Structual Type Systems

Nov 7, 2015 09:03 · 522 words · 3 minute read

I was talking recently to a friend about programming languages and how they affect what kinds of software we write when we got on the subject of Golang. He’s a successful vice president of engineering at a ruby shop and I’m a lowly java software engineer, and yet we both agreed on one thing: what people really want is a flexible type system that allows them to rapidly write software. Him coming from the Ruby world wistfully looked off in the distance wishing he didn’t have to worry about runtime type production errors, while basking in the glory of how rapidly and concisely his team could get out code. Me on the other hand tired of slaving away writing so many extra lines of code, while sleeping comfortably with the knowledge that I was unlikely to break any servers in production through type errors.

What is a structural type system?

A structural type system is a type system based on properties rather than names. In other words if two types have the same properties they are equal. Here is a more comprehensive explanation. In the case of Golang a particular type is considered compatible with an interface if it satisfies that interface. Here is a quick explanation and example of Golang interfaces. The icing on the cake is this is checked at compile time unlike duck type checking.
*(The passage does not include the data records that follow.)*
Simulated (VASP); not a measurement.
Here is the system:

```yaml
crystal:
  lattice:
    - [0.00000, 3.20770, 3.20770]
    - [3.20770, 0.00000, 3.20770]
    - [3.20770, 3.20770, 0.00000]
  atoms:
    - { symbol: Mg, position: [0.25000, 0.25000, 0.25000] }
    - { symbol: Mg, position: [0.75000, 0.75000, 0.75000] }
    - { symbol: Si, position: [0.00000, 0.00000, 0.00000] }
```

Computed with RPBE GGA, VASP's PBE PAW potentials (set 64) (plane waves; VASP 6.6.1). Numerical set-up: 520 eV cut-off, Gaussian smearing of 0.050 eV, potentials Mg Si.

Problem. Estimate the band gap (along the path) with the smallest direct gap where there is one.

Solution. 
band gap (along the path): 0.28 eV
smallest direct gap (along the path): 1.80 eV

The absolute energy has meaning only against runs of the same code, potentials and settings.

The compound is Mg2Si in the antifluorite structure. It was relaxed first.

What does this mean for me practically?

Well it means that in some sense you get to have your cake and eat it too. You don’t have to annotate your struct with the interface name you can simply create an interface for a given function and then later create structs that conform to this interface. Or you can create structs that make sense in your domain and notice that many structs have similar properties and then refactor out interfaces from the structs. In other words you have the flexibility to design interfaces up front where it makes sense or create interfaces after the fact without having to change source code of the structs. Further if you change an interface things break at compile time rather than at run time. Contrast this with Java or Ruby. In Ruby if a library changes what methods are called on an object you might get a NoMethodError exception at runtime (in production if your testing is bad). In Java if you wanted to pull out an interface after you see the pattern you would have to update all classes that implement it to have the interface annotation. Further if you don’t have access to the source code, but you see a good abstraction that makes sense for your methods you can’t easily create an interface that accepts an object from the source code you don’t have access to. In Golang on the other hand if the struct satisfies your interface no worries. Since you don’t have to have access to the source code this applies equally well to library code. Later if the designer of the library or api makes a breaking change you don’t have to worry that it will break in production since it won’t compile.